Screen shot 2012-07-25 at 11.21.10 PM.png
Bergés-Frisbey gallivants across the lush French countryside.

The Dinner: Warm Hazelnut Crusted Chévre at Volunteer Park Café and Marketplace (501 17th Avenue East)

The Movie: The Well Digger's Daughter at Varsity Theater (4329 University Way)

The Screenplate: French film The Well Digger's Daughter follows Patricia Amoretti (Astrid Bergés-Frisbey), the prim and prudish 18-year-old daughter of Pascal Amoretti (director Daniel Auteuil). Pascal adores his eldest daughter to an almost religious degree, bragging about his "princess" with such fervor she might as well have been the baby Jesus. When the suave Jacques Mazel (Nicolas Duvauchelle) gives Patricia a ride home on his motorcycle, she falls madly in love with him. In a cruel trick of fate, saint-like Patricia compromises her coveted virtue the night before Jacques is called unexpectedly to serve in World War II. To Patricia's deep dismay, Jacques leaves her not only with a broken heart, but also with a bun in the oven. Once Patricia and her illegitimate fetus are rejected by Jacques's stoic father and bitch-of-a-mother (painfully overacted by Sabine Azéma), Pascal is forced to choose between honor and love for his "hussy" daughter.

Here we find the film's key conundrum: is it better to love or to settle for reputability? Unfortunately, The Well Digger's Daughter takes forever to make up its mind on the subject.

A likeable and comic Pascal shuffles sporadically between supporting his daughter and protecting his ego, while the Mazels' feelings for their bastard grandson flip-flop obnoxiously between adoration and rejection. The film itself flourishes as a promising drama lamenting womankind's feeble position in society until it is abruptly debunked with a deus ex machina that allows its characters to neither settle nor love. After an hour and a half of indecision, the film's saccharine conclusion gives everyone an easy way out.

Despite the sap, the film's strength is in its affectionate simplicity and wholesomeness. The endearing story focuses on the love between a parent and child rather than the nitty-gritty details of Patricia's transformation into a woman scorned.

But the true star of The Well Digger's Daughter is its setting. Any lag in plot is overshadowed by the breathtaking countryside, architecture and dress of Salon, France. The film is utterly picturesque, featuring shot after panoramic shot of sprawling pastures and dramatically shaded dirt roads that make Seattle look like Detroit.

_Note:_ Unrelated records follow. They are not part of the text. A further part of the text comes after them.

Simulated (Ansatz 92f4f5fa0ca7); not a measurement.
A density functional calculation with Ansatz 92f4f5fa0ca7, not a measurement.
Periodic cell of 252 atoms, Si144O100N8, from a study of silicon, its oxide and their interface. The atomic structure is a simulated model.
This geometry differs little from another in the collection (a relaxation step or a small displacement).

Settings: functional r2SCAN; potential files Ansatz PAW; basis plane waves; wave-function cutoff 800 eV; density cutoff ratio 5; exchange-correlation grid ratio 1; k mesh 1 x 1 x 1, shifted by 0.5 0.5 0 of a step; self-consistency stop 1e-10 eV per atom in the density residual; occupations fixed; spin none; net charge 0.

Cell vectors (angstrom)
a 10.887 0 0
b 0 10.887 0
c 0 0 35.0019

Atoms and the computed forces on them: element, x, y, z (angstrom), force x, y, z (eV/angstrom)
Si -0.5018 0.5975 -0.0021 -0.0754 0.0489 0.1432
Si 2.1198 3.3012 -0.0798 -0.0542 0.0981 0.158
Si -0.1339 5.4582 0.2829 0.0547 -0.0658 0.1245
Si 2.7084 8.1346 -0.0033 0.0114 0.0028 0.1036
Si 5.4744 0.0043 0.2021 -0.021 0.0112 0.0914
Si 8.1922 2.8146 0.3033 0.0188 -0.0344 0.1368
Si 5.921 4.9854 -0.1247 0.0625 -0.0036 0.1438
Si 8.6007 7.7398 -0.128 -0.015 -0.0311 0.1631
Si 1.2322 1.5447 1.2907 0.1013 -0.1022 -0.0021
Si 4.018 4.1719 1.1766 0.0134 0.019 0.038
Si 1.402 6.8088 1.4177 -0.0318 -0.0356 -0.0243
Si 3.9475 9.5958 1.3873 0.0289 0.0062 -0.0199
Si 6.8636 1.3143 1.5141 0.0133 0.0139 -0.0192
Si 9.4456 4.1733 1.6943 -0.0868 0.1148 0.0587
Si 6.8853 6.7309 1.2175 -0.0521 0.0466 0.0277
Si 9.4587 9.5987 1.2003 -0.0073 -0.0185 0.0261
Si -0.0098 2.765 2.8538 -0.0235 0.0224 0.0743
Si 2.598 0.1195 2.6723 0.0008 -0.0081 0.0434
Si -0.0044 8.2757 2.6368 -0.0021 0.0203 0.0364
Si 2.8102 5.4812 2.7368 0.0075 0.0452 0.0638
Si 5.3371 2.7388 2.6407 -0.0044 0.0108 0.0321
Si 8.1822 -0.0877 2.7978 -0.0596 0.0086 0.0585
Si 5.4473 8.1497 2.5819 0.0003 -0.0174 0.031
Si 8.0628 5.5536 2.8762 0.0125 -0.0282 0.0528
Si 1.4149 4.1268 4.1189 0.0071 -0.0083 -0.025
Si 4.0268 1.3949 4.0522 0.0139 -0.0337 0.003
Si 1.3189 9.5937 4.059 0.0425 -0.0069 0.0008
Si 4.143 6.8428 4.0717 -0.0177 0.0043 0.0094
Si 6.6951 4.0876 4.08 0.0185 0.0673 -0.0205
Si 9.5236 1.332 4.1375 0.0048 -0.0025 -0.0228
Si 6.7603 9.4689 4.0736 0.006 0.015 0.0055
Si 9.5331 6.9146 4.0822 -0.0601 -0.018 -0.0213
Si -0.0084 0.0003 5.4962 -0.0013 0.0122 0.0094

Exuding the charm and aesthetic of rural France as well as the film's attractive innocence, Volunteer Park Café and Marketplace is the perfect fit for such a quaint night out at the movies. Housed in a historic building that used to be the neighborhood's grocery and meat market, Volunteer Park Café is just about the homiest restaurant in the city with food as fresh and light as France's great outdoors.

Like The Well Digger's Daughter, the Warm Hazelnut Crusted Chévre salad makes enthusiastic use of greenery and sugar as its primary elements, but to greater effect. With its tangy sweetness in the strawberries and pomegranate vinaigrette atop the savory bits, a diner can deftly toe that fine line between gooey and glazed. Although sweet so often overpowers its fellow taste buds, a good stir of the fruity dressing will achieve a balanced flavor that really hits the spot.

As the on screen decision-making in The Well Digger's Daughter flounders tediously before your eyes, you can revel in the fact that dinner was a no-brainer. This is a meal that no one settles for.